News

Donald Trump Keeps Contradicting Himself On DACA — Here’s What He’s Said

by Chelsea Stewart
Chip Somodevilla/Getty Images News/Getty Images

In our lives, we often pivot back and forth when it comes to making decisions. It’s not easy for anyone to do, but our president takes it to an entirely different level. When it comes to Deferred Action For Childhood Arrivals (DACA), the president keeps giving mixed messages — and honestly, it’s a lot to keep up with. Donald Trump's quotes about DACA in the battle for immigration reform prove that he isn't clearing it up any time soon.

On Tuesday, Jan. 9, during a public bipartisan meeting with congressional Republicans and Democrats, Donald Trump appeared to be open to endorsing an immigration deal, according to the New York Times. In a rare move, he said,

We’ll do DACA. Then we can start comprehensive immigration reform the next afternoon.

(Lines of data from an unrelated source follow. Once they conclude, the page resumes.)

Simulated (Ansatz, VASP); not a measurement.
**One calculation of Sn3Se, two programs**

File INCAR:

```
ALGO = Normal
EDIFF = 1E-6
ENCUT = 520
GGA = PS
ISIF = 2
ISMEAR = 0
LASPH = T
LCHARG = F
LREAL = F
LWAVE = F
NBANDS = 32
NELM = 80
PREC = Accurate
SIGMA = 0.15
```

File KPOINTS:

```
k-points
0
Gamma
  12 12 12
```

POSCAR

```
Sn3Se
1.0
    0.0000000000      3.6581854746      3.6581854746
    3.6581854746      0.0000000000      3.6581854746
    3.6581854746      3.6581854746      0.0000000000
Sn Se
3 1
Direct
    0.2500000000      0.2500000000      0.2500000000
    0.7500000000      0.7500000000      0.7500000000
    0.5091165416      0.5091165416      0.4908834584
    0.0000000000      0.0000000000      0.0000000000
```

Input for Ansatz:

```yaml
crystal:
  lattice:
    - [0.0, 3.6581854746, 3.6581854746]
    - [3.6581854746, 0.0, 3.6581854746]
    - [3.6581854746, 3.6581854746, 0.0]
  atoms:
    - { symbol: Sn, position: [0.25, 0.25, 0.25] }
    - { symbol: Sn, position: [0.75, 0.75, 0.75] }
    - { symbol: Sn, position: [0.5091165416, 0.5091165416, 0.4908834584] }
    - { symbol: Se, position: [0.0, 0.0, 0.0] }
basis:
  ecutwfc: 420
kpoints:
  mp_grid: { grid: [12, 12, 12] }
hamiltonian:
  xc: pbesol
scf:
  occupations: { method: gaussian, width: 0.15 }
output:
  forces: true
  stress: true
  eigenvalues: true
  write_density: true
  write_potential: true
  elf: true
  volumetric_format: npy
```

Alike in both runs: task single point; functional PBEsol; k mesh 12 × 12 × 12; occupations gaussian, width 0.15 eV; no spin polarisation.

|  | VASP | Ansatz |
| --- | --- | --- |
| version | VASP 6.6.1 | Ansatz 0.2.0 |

But according to CNN, he wasn't quite clear on what "doing DACA" would be — whether that would be a standalone fix, or part of the mentioned comprehensive immigration reform. The president said that the effort should be a “bipartisan bill of love,” and said he would rely on lawmakers to come up with the legislation, adding that he would still support it — even if he wasn’t “in love with it.” He said,

I think my positions are going to be what the people in this room come up with. If they come to me with things I'm not in love with, I'm going to do it. Because I respect them.

But Trump also once again tied a deal on DACA to his longstanding plans to build a border wall in Mexico, a bargain he's repeatedly said he hoped to make on immigration. That same evening, he shared on his Twitter that his proposed southern border wall would have to be included for him to approve a DACA deal.

Trump has been back-and forth in his ideas regarding DACA.

He's said some pretty mixed things about DACA, which gives temporary amnesty to around 800,000 young undocumented immigrants who arrived in the Unites States as children. The program provided them with a renewable two-year period of protection from deportation, as well as the right to work legally.

During an Aug. 2016 campaign speech, he promised to crack down on illegal immigration and "immediately terminate" then-President Obama's executive orders on immigration, by which he was referring to DACA. Then, in a strange plot twist, he showed sympathy for the people in the program, saying that they shouldn't be worried. In a Jan. 25, 2017 interview with David Muir, he said,

They are here illegally. They shouldn't be very worried. I do have a big heart. We're going to take care of everybody.

But as president, he ended the program: On Sept. 3, 2017, the Trump administration announced they would end the Obama-era program, ending protections for those covered. But Trump also gave Congress a six-month window to pass a replacement before the existing program phased out. In a statement about the decision, Trump said that DACA would be resolved with "heart and compassion," but put DACA recipients after citizens. He said,

As I’ve said before, we will resolve the DACA issue with heart and compassion – but through the lawful Democratic process – while at the same time ensuring that any immigration reform we adopt provides enduring benefits for the American citizens we were elected to serve. We must also have heart and compassion for unemployed, struggling, and forgotten Americans.

Later in September 2017, it seemed like the president was for DACA, when he seemed to have struck a deal with Democratic leaders Rep. Nancy Pelosi and Sen. Chuck Schumer to protect DACA. On Sept. 13, Schumer and Pelosi made a joint announcement that Democrats and the president had reached an agreement to protect DACA in exchange for better border security, not including a wall. However, that supposed deal quickly fell through, when Trump tweeted out that "massive border security" would have to be part of a deal.

And then on Dec. 29, 2017, Trump insisted he receive more from Democrats in exchange for DACA protections — namely, his border wall. He wrote in a tweet,

The Democrats have been told, and fully understand, that there can be no DACA without the desperately need WALL at the Southern Border and an END to the horrible Chain Migration & ridiculous Lottery System of Immigration etc. We must protect our Country at all cost!

Well, I guess he kind of does know what he wants — a border wall. But when it comes to DACA itself, all he really seems to want to do is use it as a bargaining chip to try to get his wall built.

So all that said, we shouldn’t get too riled up by Trump’s latest ideas in immigration reform. The next contradiction may be right around the corner.